Don’t burden taxpayers with ZBC obligations

via Don’t burden taxpayers with ZBC obligations – NewsDay Zimbabwe May 20, 2015

Information, Media and Broadcasting Services minister Jonathan Moyo’s revelations that the Zimbabwe Broadcasting Corporation (ZBC) was fleeced of $24 million by top management did not come as a surprise, but the solution that he proffers smacks of disdain for long-suffering taxpayers.

Moyo told the Parliamentary Committee on Media, Information and Broadcasting Services on Monday that ZBC was technically insolvent and was not in a position to pay for content for its television and radio services.

He said the $24 million was siphoned through allowances for top management and the former ZBC board led by fired Zimbabwe Football Association president Cuthbert Dube.

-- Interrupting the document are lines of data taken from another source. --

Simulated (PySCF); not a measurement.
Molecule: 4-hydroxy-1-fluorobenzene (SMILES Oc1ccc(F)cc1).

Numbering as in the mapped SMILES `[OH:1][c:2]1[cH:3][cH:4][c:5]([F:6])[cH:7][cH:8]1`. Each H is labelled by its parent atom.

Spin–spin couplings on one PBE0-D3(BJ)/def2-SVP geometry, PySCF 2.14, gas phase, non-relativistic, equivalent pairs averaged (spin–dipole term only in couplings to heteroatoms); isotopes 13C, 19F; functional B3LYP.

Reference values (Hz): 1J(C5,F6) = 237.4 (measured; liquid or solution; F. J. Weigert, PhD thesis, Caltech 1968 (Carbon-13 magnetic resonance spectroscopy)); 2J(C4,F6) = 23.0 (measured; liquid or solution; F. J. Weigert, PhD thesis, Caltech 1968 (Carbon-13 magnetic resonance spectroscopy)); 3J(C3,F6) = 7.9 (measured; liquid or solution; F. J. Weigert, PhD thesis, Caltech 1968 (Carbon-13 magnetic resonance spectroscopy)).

Interestingly, Moyo revealed that some managers found to have benefited from the malfeasance that has milked the corporation dry have been allowed to return to work.

The minister says the courts should be allowed to deal with those implicated in the ZBC audit for pilfering funds.

Previous cases would not give Zimbabweans any confidence that those who looted the State institution would be brought to book.

The cases would be swept under the carpet like many others before them because the culprits have always enjoyed political protection from the ruling party.

However, what we find inconsiderate is Moyo’s plea to legislators to support his plan for the government to take over the ZBC debt the same way it did with the Reserve Bank of Zimbabwe (RBZ).

Zanu PF MPs recently voted overwhelmingly to pass the Reserve Bank of Zimbabwe (Debt Assumption) Bill that will see the State taking over the central bank’s staggering $1,3 billion debt.

The debt largely accrued through the central bank’s quasi-fiscal activities that saw the RBZ dishing out loans, farm inputs and even groceries to a few connected to the ruling party. RBZ debts, just like the ZBC debt, did not benefit the majority of Zimbabweans to warrant them being made a burden of the State.

To make matters worse, ZBC has refused to service the majority of the population and stubbornly stuck to its arrogant stance of serving as a Zanu PF megaphone.

ZBC currently survives on licence fees that are imposed on Zimbabweans who long stopped listening to or watching the corporation’s partisan radio and television stations.

As the audit reports have revealed, the little money that ZBC raises through these licences forced down people’s throats is abused with impunity.

It would be totally unfair for Moyo to expect taxpayers, who are increasingly struggling to put food on the table, to fund the opulent lifestyles of the same ZBC executives who treated them with disdain.

ZBC has abused its monopoly to dish out Zanu PF propaganda at the exclusion of other voices.

The repugnant content has also driven away listeners, viewers and advertisers leading to the losses that are threatening to bring the corporation to its knees and again this could not be the fault of taxpayers.

Moyo should be pushing for professionalism at ZBC and the recovery of money from those exposed by the audits as the beneficiaries of the looting.

Zanu PF could use its majority in Parliament to railroad another law to take over the ZBC debt, but sponsors of that law should live with the guilt of covering up for criminal activities.

Zimbabweans must stand up and say enough is enough.

The country already has an unsustainable debt overhang and it does not make sense to keep accruing debts that will not put the economy back on the recovery path.